Last Updated 08 February 2014, 15:31 IST

Hobson-Jobson — The Definitive Glossary of British INdia
Henry Yule & A C Burnell
Oxford University Press
2013, pp 570
745


Some years ago, when Indian cities started hosting annual book fairs, nuclear Indian families would return home from such outings, happily armed with a bag-load of fairly inexpensive and readable books — and spend the following days, reading, browsing — and occasionally throwing intriguing questions at each other,viz. ‘Do you know that…’, ‘Guess the meaning of…’. It was good utilitarian fun.

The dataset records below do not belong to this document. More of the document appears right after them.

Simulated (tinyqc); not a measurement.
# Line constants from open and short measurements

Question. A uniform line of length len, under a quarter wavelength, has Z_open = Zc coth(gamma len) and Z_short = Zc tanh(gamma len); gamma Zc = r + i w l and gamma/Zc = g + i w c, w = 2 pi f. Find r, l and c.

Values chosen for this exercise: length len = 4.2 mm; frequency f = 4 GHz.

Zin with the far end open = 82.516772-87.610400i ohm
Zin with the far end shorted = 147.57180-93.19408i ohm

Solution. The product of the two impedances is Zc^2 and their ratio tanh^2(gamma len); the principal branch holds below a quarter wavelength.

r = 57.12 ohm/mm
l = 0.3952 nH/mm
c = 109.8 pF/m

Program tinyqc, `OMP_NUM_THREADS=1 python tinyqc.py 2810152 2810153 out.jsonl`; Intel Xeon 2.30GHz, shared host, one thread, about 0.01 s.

A perusal of the latest pruned and revised edition of the encyclopedic Hobson-Jobson (an iconic work of idiosyncratic scholarship from 1886, authored by Henry Yule and A C Burnell), could well result in similar activity. The book subtitled, The Definitive Glossary of British India, is in fact a compendium of words and phrases that were coined, used and popularised during the days of the British Raj, all 200 years and beyond, going back to earlier times too, when the Portuguese had started trading along our sea coast and left behind usable bits of their language to be mixed up with local Sanskrit, Tamil, Telugu, Hindi, and of course the English of British India. Other visitors too — Chinese, Arabs, Europeans, traders, invaders — have left their mark on India’s English language.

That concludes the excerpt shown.